So the dinos never went extinct, which is why this cute little movie now has an excuse to tell its story. The setting seems like somewhere out of the old American West. There lies a long-necked family of apatosauruses. “Poppa” (Jeffrey Wright, voice) and “Momma” (Frances McDormand, voice) are looking out for young, un-intimidating “Arlo” (Raymond Ochoa). When an unexpected flood washes Poppa and Arlo out of a ravine, little Arlo is left on his own.
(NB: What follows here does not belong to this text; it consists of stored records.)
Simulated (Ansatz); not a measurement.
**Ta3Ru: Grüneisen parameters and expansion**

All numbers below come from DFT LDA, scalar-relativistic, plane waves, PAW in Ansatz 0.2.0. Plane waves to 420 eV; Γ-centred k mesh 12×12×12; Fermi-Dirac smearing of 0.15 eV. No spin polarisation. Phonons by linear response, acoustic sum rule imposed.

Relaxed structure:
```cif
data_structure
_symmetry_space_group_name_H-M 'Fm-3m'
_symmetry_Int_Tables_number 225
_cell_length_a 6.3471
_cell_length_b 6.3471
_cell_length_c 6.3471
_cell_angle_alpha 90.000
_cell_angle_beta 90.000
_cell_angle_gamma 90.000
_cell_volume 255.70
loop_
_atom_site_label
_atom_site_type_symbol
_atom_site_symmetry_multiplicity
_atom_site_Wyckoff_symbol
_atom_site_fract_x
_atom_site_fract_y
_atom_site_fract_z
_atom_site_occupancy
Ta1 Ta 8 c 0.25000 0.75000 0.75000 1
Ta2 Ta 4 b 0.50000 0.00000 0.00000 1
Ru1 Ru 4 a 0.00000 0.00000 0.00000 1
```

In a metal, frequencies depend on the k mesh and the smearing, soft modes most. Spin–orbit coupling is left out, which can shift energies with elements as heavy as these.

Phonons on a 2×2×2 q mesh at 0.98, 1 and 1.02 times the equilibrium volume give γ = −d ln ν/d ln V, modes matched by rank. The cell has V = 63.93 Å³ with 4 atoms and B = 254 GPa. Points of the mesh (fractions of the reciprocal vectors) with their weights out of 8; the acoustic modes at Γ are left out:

Early on, the moral of the story is set and it’s never hard to see where anything in The Good Dinosaur is going—Arlo must go out of his comfort zone and learn about the virtues of self-sacrifice and courage. On his overmatching journey that has him quivering in fear at the approach of even the smallest of shadows, scared little Arlo comes across an early human child who seems as lost as Arlo. This howling and barking little boy on all fours is close to the earth in more ways than one. Despite each other’s initial mistrust, Arlo takes to him and names him “Spot.”
Making their way together through the increasingly dangerous wilderness, narrowly escaping vicious raptors and a hungry gaggle of pterodactyls whose leader is “Thunderclap” (Steve Zahn, voice), the two come across a strange assortment of creatures, including a pretty-pink cobra and a styracosaurus (Peter Sohn, voice) who can camouflage. After getting a hold of some highly hallucinogenic delicacies, Arlo and Spot run into some friendly, cowboy-style tyranosauruses, whose leader, “Butch” (Sam Elliot, voice) has the lesson handy we saw coming on how fear will be present, but simply shouldn’t be yielded to in times of crisis.
This is Pixar’s sixteenth animated feature film, and although very cute and touching in some key places, it is barely worth the watch. It borrows heavily from The Land Before Time, The Lion King, Bolt, and The Jungle Book. The plot never dares to be or to do anything outside of what we expect. No, the younger viewers won’t know the difference, but we’ve come to expect more from Pixar.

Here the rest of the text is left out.